Like wine, there are so many varieties of coffee that tasting them all can be somewhat overwhelming. But there is a fairly well defined and understood system for appraising coffee.

How to taste
First, smell the coffee. You can start by sniffing the coffee when it is freshly ground, and then smelling the brewed coffee to compare the two aromas. Besides the obvious coffee smell, what does each aroma remind you of? A plant or flower you've smelled? Wood? Earth? Leave your mind wide open.

Next, taste the coffee. To get the fullest flavor, we recommend you slurp it, taking the liquid into your mouth so that it spreads evenly over the entire surface of your tongue and reaches all of your taste buds at once. Don't be afraid to make a loud noise.

If it's possible, it's best to taste several different coffees side by side, so the comparisons you make are as fresh in your mind and taste buds as possible. Prepare all the samples the same way, so they are consistent with each other. Take your time, and enjoy the process. The more you taste, the better you get at it.

To further enhance your tasting skills, take one of our Coffee and Tea 101 classes at our retail stores. Classes are free, and conducted by specially trained Peet's employees.

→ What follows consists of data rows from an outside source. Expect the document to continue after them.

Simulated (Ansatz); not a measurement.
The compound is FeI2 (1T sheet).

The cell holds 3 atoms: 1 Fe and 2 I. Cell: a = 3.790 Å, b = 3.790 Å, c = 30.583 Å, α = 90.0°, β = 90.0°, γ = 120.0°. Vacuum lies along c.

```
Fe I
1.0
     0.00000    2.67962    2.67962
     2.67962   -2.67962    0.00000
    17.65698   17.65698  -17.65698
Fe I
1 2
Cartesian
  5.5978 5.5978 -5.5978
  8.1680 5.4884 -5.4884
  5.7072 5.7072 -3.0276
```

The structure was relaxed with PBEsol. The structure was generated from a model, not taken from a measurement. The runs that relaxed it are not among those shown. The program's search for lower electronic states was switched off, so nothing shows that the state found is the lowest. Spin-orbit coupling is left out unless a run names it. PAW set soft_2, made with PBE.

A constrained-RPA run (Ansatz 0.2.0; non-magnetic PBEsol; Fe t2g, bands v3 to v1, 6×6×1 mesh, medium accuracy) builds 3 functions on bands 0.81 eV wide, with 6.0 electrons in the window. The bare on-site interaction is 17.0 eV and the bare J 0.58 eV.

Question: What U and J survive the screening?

Flavor characteristics of the three major growing regions
Every fine coffee is known for particular characteristics that make it unique. But there are taste generalizations for the three major coffee-growing regions that can be helpful to keep in mind when tasting coffee:
Latin American coffees are known for their clean mouth feel and slightly sweet, lively acidity. In some of these coffees, the acidity sparkles clearly above the other flavor components; in others, it provides a subtle but crisp accent.
Africa & Arabia produce coffees that often have sweet flavors reminiscent of the aroma of a bowl of fresh fruit. This quality is balanced in some of these coffees by a somewhat tart acidity. This region exhibits a wide range of flavors, from mellow and winy to zesty and citrus.
Pacific coffees are generally rich and full-bodied, with nutty and earthy flavors. Most can be described as smooth in acidity with a slightly dry finish.